The US Golf Association will examine creating a path for LIV Golf players into the US Open in the next off-season, USGA chief executive officer Mike Whan said on Wednesday.

Saudi-backed LIV Golf, the upstart series that debuted in 2022 just ahead of that year's US Open, has 12 players in the field of 156 for this week's US Open at Pinehurst.

Big-name players departed the US PGA Tour for $25 million purses and guaranteed deals with LIV and were suspended from PGA events, so the world's top players only compete at majors.

LIV Golf events don't receive world ranking points so unless they are past major winners, most LIV players have limited chances to play their way into majors without special invitations.

"We're going to talk about it this off-season, whether or not there needs to be a path to somebody or somebodies that are performing really well on LIV that can get a chance to play in that way," Whan said.

"I think we're serious about that. Exactly what that looks like and how that'll curtail, I'm not just being coy, we haven't done that yet."

The US Open already offers a place for the prior year's developmental Korn Ferry Tour points leader and three spots for players from the prior DP World Tour Race to Dubai.

"I think it's feasible," Whan said. "I don't think it's a huge pathway, but we do offer other pathways through DP or Korn Ferry, so we know that there's an option to get there."

LIV Golf's financiers, the Saudi Arabia Public Investment Fund (PIF) and PGA Tour Enterprises, the tour's new for-profit arm created in a deal with US sports team owners, are making progress in merger talks that have dragged on for more than a year since last June's controversial framework agreement was unveiled.

Tiger Woods, among negotiators at a meeting last Friday in New York, said, "We all felt very positive in that meeting. Both sides were looking at different ways to get to the endgame."

The USGA still waits to see what comes out of those talks as it has for months.

"We've always felt like for the last maybe year and a half that we're always three months away from kind of understanding what the new structure is going to look like," Whan said.

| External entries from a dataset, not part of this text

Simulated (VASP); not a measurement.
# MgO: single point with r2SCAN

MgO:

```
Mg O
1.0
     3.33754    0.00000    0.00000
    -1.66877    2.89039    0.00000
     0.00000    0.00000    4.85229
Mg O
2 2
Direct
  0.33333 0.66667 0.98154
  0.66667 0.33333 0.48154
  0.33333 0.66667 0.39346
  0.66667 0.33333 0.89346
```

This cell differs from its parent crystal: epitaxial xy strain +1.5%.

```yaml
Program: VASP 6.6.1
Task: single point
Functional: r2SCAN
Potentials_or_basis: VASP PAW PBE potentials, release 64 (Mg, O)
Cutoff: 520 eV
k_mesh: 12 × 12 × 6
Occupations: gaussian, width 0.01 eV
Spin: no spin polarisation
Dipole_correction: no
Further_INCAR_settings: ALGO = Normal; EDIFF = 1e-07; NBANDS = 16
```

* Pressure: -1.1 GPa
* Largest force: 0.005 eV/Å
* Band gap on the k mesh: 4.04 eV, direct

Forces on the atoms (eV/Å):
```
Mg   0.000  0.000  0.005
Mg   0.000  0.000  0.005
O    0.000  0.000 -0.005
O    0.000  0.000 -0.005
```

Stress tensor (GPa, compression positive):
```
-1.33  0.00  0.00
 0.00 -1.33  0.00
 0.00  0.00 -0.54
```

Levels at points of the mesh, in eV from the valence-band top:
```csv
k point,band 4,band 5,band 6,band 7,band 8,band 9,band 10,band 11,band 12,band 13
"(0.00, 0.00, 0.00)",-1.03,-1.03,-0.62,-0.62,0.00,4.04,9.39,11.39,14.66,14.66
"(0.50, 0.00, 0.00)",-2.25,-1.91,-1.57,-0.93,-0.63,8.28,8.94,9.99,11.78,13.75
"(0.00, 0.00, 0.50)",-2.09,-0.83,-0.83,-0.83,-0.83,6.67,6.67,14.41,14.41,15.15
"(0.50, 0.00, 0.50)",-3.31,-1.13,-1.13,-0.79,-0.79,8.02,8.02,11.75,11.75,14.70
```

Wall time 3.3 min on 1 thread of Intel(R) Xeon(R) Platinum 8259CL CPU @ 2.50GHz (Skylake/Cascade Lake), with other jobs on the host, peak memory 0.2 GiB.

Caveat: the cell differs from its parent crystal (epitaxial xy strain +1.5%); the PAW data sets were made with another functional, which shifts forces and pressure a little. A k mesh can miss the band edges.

"So before we react – what's LIV going to be? What's the PGA Tour? – we always felt like we're just about to know that answer, so let's figure that out."


Whan noted that 35 LIV Golf players were among those given an exemption into final 36-hole qualifying, although many did not make the attempt.

"If they really wanted to be here, they could go play 36 holes and qualify, and some did, to their credit," Whan said.

"We're not a closed door. If you want to be here – you've got to want to be here, but if you want to be here – there's certainly a way to get here."

Three LIV Golf players reached the field through qualifying – South African Dean Burmester and Spaniards David Puig and Eugenio Chacarra.

"There's no out-of-bounds stakes on our field criteria," Whan said. "It doesn't require a committee or an invitation. If you want to play in this field you've got an opportunity to play in this field, and we're proud of that."

LIV would have had 13 in the line-up but eighth-ranked Jon Rahm, a two-time major winner from Spain, withdrew due to a left foot injury.

The USGA, staging its 1 000th championship event this week, announced a winner's prize of $4.3 million from a total purse of $21.5 million.